Per NBA.com, only 18.6 percent of the Grizzlies' field-goal attempts are three-pointers, a number that places them second to last in the league.

Even among those players who are relatively dangerous spot-up shooters, they're all off-the-bounce guys first and foremost. Any smart defensive team would be more than happy with Conley, Green, Carter and Lee jacking 25 combined three-point attempts per game. Outside of Lee, it's not what they're comfortable doing.

That's why perception is often more important than reality. Players aren't looking at numbers when they're out on the floor. A guy is either a shooter or he isn't—threat has a greater impact than efficiency.

Conley might be 38 percent from three-point range, but he isn't a "shooter," per se. He's an ultra-quick ball-handler who thrives on getting in deep off dribble penetration. 

When a defender is guarding an opponent, he's trying to take away his man's strengths. Here's what that defender thinks: Do I live with Conley banging a few threes, or do I risk playing him too aggressively and giving up multiple layups/putting my bigs in a compromising and foul-prone position?

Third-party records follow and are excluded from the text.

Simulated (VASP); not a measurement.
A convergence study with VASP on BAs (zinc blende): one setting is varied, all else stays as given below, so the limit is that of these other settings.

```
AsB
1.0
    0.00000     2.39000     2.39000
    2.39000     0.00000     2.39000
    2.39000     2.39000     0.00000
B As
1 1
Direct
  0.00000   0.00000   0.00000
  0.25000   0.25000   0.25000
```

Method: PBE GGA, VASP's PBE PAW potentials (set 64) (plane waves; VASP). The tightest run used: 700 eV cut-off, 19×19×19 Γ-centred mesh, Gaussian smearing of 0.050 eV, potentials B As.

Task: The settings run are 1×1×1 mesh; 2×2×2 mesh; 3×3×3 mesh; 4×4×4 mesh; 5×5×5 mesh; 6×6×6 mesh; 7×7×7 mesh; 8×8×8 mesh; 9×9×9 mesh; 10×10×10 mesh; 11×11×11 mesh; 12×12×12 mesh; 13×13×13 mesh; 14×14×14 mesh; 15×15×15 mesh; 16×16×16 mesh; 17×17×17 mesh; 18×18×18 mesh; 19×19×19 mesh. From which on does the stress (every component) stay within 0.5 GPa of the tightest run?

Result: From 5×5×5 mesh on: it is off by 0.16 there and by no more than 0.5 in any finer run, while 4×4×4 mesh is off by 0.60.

What's left for Memphis, then, is an offense hampered by its own personnel.

Geoff Calkins of The Commercial Appeal summed up these shooting woes quite simply in a recent article lede.

"Drew Gooden is 33," Calkins wrote. "He is the definition of a journeyman. He has played for 10 NBA teams. But on one of the biggest nights of the season for the Memphis Grizzlies, as the franchise tried to hang on to the No. 2 seed in the Western Conference, Gooden had more three-point baskets than the entire Memphis team."

Randolph's dominance on the block and Gasol's nuance as a playmaker from both the high and low post ease some of the spacing difficulty, but it's only enough to prop up Memphis' offensive rating to 103.2—tied for a middling 13th in the league, according to NBA.com. 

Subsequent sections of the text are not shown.